Living History Weekend

Visitors interact with Union prisoners of war.

Visitors hear the stories of Union prisoners of war.

NPS/Brad Stribling

The park holds a Living History Weekend once a year in March. During this event, living historians, and park staff share stories of United States prisoners, Confederate guards and civilians at Andersonville prison during the last months of the Civil War.

Living historians are volunteers who use historical clothing, accessories and living conditions to give impressions of the past. While modern citizens can never truly capture the brutal intensity of a Civil War prison, these individuals attempt to convey the sense of desperation, isolation, hopes and fears that define captivity. Youth volunteers also portray the heartbreaking youth of many prisoners of war.
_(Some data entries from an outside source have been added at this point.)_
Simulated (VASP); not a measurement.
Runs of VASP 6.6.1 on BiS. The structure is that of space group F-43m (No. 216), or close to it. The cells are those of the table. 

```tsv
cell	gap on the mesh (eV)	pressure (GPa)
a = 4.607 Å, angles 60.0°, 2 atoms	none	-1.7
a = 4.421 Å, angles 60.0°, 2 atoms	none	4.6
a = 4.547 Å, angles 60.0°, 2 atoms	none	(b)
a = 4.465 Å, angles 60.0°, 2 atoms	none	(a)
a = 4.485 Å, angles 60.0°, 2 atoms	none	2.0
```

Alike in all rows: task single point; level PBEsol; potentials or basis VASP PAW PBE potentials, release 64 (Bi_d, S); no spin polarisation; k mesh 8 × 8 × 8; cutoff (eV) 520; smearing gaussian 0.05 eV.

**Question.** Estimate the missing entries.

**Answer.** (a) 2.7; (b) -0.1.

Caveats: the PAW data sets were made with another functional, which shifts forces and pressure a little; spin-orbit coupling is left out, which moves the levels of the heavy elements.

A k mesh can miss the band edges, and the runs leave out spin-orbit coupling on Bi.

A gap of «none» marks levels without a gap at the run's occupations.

Each living history weekend strives to present different aspects of the prison experience. Weekends can also feature guest speakers and on-site programs about the use of artillery at a prison, the role of Catholic priests or Masons in aiding the prisoners, and the complex views held by Southern civilian women on the condition of Yankee prisoners. Living historians offer a valuable opportunity for families to discuss with kids about the causes and effects of the Civil War, and that not all soldiers perished in battles and that each soldier possessed the power to end or save lives. Prison life offers many chances to consider the burden of following orders and the opportunities for mercy or murder during war.